A three-year battle to protect the pristine Palisades cliffs from the development of a towering headquarters for LG Electronics USA in Englewood Cliffs, New Jersey, has at last been resolved, in favor of conservation groups. LG has agreed to revise its initial HOK-designed proposal and reduce the building’s height by a little more than half, from 143 feet to 69 feet, thus preserving the unspoiled vistas of the historic park from both sides of the Hudson River.
Maybe it was LG chairman Bon-Moo Koo’s passion for bird-watching and bird safety that helped sway the South Korean company to rethink its plan, as reported by the New York Times, or perhaps it was the immense support from environmental groups, four former governors, the Metropolitan Museum of Art, and four former US ambassadors to South Korea that finally clinched the deal? Either way, it’s a watershed moment for the coalition partners—including Scenic Hudson, the Natural Resources Defense Council (NRDC), the New Jersey Conservation Foundation, and the New York-New Jersey Trail Conference—who feared that if this building were erected, it would be the first of many to soar above the tree-line north of the George Washington Bridge.Courtesy HOK
The New York Times pointed out that the redesigned headquarters would still be twice the height of its neighboring buildings. Even so, former critics are pleased with LG’s new plans, which will likely bring the top floor or roof flush with the treetops. HOK has reworked the design, expanding the length of the building to include a 5-story north wing and a 3-story south wing. The firm is seeking LEED Platinum certification for the complex, and has also pledged to employ special lighting to safeguard migratory birds and other design features to “reduce the visual impact while retaining the scale of the complex as home for LG’s growing US business,” said HOK in a statement.
“The new design integrates LG’s aspirations to build a world-class, sustainable headquarters in a park-like setting below the tree line of the historic Palisades,” said Ken Drucker, design principal at HOK’s New York office. “The viewshed from the Hudson River and New York will not be impacted and the surrounding area of the 27-acre site will be reforested.”
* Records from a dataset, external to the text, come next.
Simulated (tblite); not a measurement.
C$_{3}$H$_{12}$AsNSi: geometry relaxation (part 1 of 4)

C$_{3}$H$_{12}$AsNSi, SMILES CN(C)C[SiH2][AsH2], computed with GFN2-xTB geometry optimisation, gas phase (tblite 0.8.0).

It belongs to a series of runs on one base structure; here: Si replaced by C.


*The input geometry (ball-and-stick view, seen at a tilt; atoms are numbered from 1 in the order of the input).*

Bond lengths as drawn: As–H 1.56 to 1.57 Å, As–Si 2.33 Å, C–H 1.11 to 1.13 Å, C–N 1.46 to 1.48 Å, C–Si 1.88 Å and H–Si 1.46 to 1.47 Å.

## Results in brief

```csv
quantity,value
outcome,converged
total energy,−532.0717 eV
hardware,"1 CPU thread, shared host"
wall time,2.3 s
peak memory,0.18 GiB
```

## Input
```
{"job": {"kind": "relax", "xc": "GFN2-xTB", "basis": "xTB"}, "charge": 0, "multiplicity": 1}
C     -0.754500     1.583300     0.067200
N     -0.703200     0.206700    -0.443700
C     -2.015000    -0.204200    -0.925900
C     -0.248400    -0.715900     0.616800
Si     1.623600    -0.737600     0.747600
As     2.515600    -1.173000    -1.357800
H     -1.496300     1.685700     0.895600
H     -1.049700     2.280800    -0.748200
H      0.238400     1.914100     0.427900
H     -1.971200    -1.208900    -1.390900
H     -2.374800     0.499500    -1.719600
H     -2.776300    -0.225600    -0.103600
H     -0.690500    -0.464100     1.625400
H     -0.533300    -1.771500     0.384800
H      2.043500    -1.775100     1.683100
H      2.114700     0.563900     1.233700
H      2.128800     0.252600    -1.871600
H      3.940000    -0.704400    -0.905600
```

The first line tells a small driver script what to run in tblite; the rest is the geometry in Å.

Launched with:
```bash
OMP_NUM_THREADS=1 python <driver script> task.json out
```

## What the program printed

While this first battle has been won, the NRDC will now focus its efforts now on state legislation “to limit development in towns along the New Jersey portion of the Hudson River Palisades to low-rise buildings,” explained Mark Izeman, director and senior attorney at NRDC, in a post on the organization’s website.
“If enacted, this bill would put in more permanent protection for the Palisades and help prevent the type of local zoning battle that took place in Englewood Cliff,” said Izeman.